Good to know, although whether this is comforting or ominous depends on what Obama decides about troop levels, doesn’t it? The one outcome guaranteed to anger both left and right is staying put with too few troops to secure the country; all that does is keep men in harm’s way to save face until we can withdraw “with honor.” If we’re going to keep just enough people there to lose, pull out now and save some American lives.
“We are not leaving Afghanistan. This discussion is about next steps forward and the president has some momentous decisions to make,” Gates said in a TV program taped at George Washington University that will be aired by CNN on Tuesday…
“The reality is that because of our inability, and the inability, frankly, of our allies, (for putting) enough troops into Afghanistan, the Taliban do have the momentum right now, it seems,” Gates said.
However, he said the United States could not afford to give al Qaeda and the Taliban the propaganda victory of a U.S. retreat in Afghanistan, where mujahideen forced the Soviet Union to withdraw in 1989 after a decade of bloody warfare…
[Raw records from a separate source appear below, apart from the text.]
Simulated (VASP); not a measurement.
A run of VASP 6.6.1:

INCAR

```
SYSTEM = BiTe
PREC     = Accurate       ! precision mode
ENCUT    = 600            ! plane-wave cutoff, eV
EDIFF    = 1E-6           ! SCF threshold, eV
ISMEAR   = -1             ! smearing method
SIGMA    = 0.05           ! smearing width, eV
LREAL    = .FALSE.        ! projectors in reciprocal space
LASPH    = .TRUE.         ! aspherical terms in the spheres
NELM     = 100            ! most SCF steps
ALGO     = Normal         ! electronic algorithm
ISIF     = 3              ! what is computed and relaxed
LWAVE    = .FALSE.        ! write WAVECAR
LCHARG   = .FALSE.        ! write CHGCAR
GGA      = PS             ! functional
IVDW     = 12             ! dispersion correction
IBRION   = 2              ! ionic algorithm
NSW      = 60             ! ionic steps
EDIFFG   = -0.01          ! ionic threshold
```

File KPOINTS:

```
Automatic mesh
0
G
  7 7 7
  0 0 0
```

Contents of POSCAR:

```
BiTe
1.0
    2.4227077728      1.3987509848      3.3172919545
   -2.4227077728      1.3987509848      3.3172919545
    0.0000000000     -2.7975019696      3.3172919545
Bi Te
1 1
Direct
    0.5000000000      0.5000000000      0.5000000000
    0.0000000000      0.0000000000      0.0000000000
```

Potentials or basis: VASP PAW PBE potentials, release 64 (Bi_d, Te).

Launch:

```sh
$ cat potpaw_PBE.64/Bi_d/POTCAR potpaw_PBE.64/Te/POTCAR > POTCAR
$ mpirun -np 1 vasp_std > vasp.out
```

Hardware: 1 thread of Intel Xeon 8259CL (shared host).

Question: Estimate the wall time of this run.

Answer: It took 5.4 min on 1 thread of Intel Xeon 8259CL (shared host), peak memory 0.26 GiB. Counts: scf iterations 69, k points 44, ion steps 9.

“What’s more important than that in my view is the message that it sends that empowers al Qaeda … The notion that they have come back from this defeat, come back from 2002, to challenge not only the United States but NATO, 42 nations, is a hugely empowering message should they be successful.” he said.
Sure sounds like he’s leaning towards McChrystal’s counterinsurgency strategy/heavy footprint, which may explain why news stories about how we’ve infiltrated Al Qaeda and how the organization is a shell of its former self are now creeping into newspapers. Clearly, some military and intel people who’d prefer Biden’s counterterror approach and a lighter footprint are keen for Americans to think that current troop levels are adequate to keep AQ under control.
Hunted by U.S. drones, beset by money problems and finding it tougher to lure young Arabs to the bleak mountains of Pakistan, al Qaeda is seeing its role shrink there and in Afghanistan, according to intelligence reports and Pakistani and U.S. officials. Conversations intercepted by the U.S. show al Qaeda fighters complaining of shortages of weapons, clothing and, in some cases, food. The number of foreign fighters in Afghanistan appears to be declining, U.S. military officials say…
Similarly, the U.S. in the past was unable to comprehensively monitor communications in Pakistan; that has now been rectified, said an official briefed on U.S. operations. Through that monitoring, U.S., British and Pakistani intelligence officials have seen increasing evidence that al Qaeda is having difficulty raising money…
The new intelligence has provided fresh ways to try to undermine the foreign al Qaeda fighters. Pakistani authorities say they’ve started targeting food shipments believed to be headed for al Qaeda operatives, who prefer their own cuisine over local fare. “The Talibs, they’re eating mutton, chicken, bread — the food ordinary people eat,” said an officer from Pakistan’s ISI spy agency. “The Arabs want their own food.”
Exit question: If the Al Qaeda senior leadership is so boxed in, how’d Najibullah Zazi manage to make contact with them?